National Traffic & Transport Conference Abstracts 2021
The potential of government subsidised, CAVs-provided MAAS
This presentation was delivered at the 2021 Online Conference Series and until October 2022 is only available to registered delegates and Content Access Pass holders via Interchange. For information on accessing this and other presentations please review the Content Access Pass options.
Australian governments spend around $27 billion (bn) a year to provide public transport, community transport, etc.
Farebox recovery is around $9 billion, or one-third, so the next expenditure on transport services is around $18 bn.
There are currently around 15 bn urban person trips made in Australia each year (with say around 15% are on public transport).
CAVs are forecast to reduce the cost of car travel to around 35% to 50% of the current per km cost (which has remained almost unchanged for nearly a century) (noting that this transformation may take another two decades to achieve, depending on how quickly CAVs and MaaS are brought to market by the private sector, which has already invested around $16 bn in CAVs research and development).

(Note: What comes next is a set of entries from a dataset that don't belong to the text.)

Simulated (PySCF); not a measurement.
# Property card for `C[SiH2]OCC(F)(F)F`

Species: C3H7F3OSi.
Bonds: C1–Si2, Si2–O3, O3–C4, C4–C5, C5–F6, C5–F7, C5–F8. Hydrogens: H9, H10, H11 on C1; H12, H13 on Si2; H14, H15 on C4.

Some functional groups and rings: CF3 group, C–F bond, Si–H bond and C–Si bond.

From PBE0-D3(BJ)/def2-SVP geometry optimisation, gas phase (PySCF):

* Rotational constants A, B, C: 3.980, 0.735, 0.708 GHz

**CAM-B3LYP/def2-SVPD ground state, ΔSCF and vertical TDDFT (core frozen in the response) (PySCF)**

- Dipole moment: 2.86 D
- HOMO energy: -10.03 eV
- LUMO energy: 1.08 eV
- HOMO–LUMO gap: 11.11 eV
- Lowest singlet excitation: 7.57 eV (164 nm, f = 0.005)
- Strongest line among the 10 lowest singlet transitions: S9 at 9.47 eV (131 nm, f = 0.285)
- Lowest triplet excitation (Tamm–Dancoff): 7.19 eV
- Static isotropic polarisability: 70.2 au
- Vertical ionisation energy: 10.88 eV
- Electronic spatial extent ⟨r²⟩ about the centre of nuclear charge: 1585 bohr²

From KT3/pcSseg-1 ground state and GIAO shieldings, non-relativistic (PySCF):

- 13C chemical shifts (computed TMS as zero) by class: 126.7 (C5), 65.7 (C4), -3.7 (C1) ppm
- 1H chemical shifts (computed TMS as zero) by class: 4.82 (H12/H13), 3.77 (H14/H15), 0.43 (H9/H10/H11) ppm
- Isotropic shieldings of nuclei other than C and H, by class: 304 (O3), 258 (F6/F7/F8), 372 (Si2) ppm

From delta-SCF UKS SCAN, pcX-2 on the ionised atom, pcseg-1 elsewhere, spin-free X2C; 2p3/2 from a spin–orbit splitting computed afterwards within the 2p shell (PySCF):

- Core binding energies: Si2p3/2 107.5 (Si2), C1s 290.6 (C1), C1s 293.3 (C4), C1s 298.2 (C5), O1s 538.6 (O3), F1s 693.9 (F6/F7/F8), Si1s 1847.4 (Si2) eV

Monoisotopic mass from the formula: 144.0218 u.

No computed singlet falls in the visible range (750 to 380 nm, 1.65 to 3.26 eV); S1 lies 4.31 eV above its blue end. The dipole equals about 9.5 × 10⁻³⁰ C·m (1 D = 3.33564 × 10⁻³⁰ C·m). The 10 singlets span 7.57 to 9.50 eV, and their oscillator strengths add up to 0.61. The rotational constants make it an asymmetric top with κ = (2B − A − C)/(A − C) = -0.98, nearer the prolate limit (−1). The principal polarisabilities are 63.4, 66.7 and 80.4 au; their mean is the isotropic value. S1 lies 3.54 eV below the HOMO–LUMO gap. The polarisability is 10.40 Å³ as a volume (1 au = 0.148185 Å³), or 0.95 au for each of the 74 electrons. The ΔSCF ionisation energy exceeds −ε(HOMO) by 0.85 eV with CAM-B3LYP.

This suggests that the government is currently spending enough on transport services to "purchase" up to 40% of trips from CAVs MaaS providers (eg Uber, Waymo, iCar, Zoox, etc), depending on how much of the farebox is forgiven (ie the government's "trips" could be a under a sliding co-payment arrangement rather than a universal full subsidy).
This could give governments significant opportunity to provide equitable travel in Australia's major cities, if the appropriate policy and supporting regulatory framework is developed over the next decade (so that when CAVs MaaS arrives, it has to fit into pre-existing rules, rather than playing catch-up as governments are currently doing with social media on issues such as privacy, fee for content, etc).
Alex Iljin | Consultant
Alex Iljin helps governments and private sector operators/investors to plan and deliver major transport infrastructure projects and services, drawing on more than three decades of experience in transport planning, traffic engineering and project management.
Alex also applies his expertise to imagining what the urban and transport future might look like and how to best prepare for it.